I used a stripped down version of windows 2000, the installer was 50M and extracted on disk it used 200M. It was just perfect, I loved everything about it. When Ms abandoned support for windows 2000 is exactly when I went to use Linux full time.
>it had the user experience of windows 98 but was also a lot more stable.
I tried Windows 2000 and really wanted to make it my daily driver but I kept getting blue screens when I played games. I spent hours looking for a solution never figured it out. Went back to 98se up till Windows XP release.
Non-NT Windows didn't support memory protection. That's the main reason why it was much more stable. Programming on Windows 98 was a nightmare. If you, for example, went too far with your `i++` you could've crashed the system.
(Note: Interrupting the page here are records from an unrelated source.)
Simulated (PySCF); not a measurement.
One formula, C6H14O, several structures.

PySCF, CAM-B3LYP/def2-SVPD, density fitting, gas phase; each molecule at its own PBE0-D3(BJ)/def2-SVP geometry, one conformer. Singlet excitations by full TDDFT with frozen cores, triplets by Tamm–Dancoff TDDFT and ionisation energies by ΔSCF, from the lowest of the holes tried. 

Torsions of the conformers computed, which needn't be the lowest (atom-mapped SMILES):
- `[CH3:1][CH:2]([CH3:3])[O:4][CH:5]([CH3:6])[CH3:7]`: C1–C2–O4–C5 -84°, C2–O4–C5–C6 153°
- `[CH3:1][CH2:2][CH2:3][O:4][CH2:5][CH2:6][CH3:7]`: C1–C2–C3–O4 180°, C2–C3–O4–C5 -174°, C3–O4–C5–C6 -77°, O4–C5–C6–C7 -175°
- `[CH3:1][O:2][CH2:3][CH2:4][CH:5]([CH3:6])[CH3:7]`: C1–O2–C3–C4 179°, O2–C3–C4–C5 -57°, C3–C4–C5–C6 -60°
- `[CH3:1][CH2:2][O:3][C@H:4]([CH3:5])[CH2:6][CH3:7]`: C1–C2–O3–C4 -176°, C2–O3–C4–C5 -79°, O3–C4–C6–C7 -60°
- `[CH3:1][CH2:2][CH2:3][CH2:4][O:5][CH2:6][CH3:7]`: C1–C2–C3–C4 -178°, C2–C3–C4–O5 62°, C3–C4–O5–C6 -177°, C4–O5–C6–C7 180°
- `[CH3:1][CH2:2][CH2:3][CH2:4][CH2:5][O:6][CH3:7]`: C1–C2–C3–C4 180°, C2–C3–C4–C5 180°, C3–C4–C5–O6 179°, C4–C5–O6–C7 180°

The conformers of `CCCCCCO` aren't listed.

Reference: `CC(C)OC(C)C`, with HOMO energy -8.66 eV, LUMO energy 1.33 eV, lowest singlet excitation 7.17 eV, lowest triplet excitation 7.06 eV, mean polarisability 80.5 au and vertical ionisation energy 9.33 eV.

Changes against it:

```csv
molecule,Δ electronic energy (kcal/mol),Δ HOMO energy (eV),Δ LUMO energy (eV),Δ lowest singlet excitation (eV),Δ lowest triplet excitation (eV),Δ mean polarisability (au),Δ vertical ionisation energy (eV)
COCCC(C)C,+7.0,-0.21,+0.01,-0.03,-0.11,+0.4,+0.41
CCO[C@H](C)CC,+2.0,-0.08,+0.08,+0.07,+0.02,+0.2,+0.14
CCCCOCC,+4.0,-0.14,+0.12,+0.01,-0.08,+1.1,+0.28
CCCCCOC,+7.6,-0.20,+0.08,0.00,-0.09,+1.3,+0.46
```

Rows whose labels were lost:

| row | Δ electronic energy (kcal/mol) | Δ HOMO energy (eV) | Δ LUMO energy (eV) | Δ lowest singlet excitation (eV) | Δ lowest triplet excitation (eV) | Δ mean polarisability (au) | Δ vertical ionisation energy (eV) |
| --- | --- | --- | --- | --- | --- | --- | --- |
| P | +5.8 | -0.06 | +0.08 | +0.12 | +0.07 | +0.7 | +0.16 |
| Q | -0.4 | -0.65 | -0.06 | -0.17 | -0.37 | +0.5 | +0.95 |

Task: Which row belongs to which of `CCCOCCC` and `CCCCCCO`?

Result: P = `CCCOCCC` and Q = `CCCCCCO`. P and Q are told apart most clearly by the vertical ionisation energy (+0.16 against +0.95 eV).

I think I remember there was a brief period when it was fashionable to hate on XP, which came on most new computers, but you could get Windows 2000 by special request on a ThinkPad.
But at least XP would let you switch back to Windows 2000 look and feel. The eye candy was just that, and easily removed. When Windows 7 rolled around I spent years being mad that it was no longer possible to have a Windows 2000 style UI in unmodified Windows.
I recently set my desktop to the Windows 2000 default blue background color just for a bit of nostalgia. As far as I can tell, it's the only bit of Win 2000 UI that it's still possible to achieve.
it had the user experience of windows 98 but was also a lot more stable.